The first of those is an incident management process with separate and clearly defined roles. Every production incident has an Incident Commander, a Communications Lead and an Ops Lead:
The Incident Commander manages the whole thing, they’re the person who finds more people when they’re needed, leads discussions and makes decisions. That removes the ownership role from the Ops Lead who is focused on dealing with and resolving the incident - usually with help from other SREs or the product dev team. And both those roles are separate from the Communications Lead, who publishes the status of the incident and is the point of contact for the business (possibly with help from other team members).
Clearing away the management and communication roles gives the Ops Lead a clear space to work through the incident. SRE also has guidance on effectively managing incidents, starting with a triage stage where the goal is to remediate the problem as quickly as possible, and get the system back into a functioning state. A clear incident model helps if another Ops Lead needs to take over - the current status will be well documented and the next steps will be a standard part of the process.
Once the incident is resolved the team put together a postmortem document, which details the nature of the problem, the steps taken to fix it, system changes which are needed for a permanent solution, and any lessons learned in the investigation. They follow a standard format and they should be published across the whole organization:
Postmortems are a great practice for turning incidents into a learning process. The goal is to prevent this incident or similar incidents happening, and they go a long way to encouraging a blame-free culture.
SRE as a Path to DevOps
SRE is much more proscriptive than DevOps which is another reason why SRE is easier to adopt. Practices are clearly described and you can start by implementing just the ideas which will make the biggest impact. If your incidents are taking too long to resolve, then postmortems will help you understand why. If your ops team are weighed down with repetitive work, you can adopt a toil limit. If product quality is low and downtime is high, start with error budgets.

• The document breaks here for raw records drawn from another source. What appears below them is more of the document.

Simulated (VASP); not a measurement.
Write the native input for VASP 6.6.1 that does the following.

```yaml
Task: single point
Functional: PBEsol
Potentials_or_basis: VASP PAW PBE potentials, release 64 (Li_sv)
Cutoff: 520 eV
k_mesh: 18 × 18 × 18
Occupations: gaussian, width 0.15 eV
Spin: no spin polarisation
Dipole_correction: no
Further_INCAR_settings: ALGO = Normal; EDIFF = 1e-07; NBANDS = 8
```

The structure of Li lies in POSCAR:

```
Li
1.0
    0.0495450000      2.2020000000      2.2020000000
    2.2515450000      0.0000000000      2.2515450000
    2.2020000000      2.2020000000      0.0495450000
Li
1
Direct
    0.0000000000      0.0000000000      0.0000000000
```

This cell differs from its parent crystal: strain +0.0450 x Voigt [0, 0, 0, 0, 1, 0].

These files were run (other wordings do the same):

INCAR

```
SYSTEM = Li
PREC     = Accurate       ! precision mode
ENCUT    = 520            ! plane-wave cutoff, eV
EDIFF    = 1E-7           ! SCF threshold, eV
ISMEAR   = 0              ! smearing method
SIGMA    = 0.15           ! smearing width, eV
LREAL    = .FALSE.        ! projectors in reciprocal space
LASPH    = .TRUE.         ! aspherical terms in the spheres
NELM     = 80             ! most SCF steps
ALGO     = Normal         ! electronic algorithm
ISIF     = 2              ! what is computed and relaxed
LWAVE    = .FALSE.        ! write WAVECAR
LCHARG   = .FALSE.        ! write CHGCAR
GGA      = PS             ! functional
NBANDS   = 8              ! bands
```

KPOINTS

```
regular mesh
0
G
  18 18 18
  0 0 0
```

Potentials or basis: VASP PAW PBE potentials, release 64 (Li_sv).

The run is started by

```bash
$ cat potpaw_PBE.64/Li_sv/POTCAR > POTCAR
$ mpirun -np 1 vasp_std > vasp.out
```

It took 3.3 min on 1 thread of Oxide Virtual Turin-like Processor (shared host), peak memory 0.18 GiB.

Many organizations evolve into a model where only critical services have a dedicated SRE team. Product teams can ask for SRE involvement when they need it, but the goal is for the SREs to bring tooling and practices so the dev team can run the product themselves. That sounds a lot like DevOps, and it’s valid to have a mix of the two approaches as your end-goal.
Digital transformations which take a staged approach are easier to implement and it’s easier to assess their impact. Bringing on board some SREs and transitioning your ops teams to SRE is a great start; then you can have roving SREs embedded with product teams to help them become self-sufficient; finally leaving dedicated SRE teams for core products and infrastructure.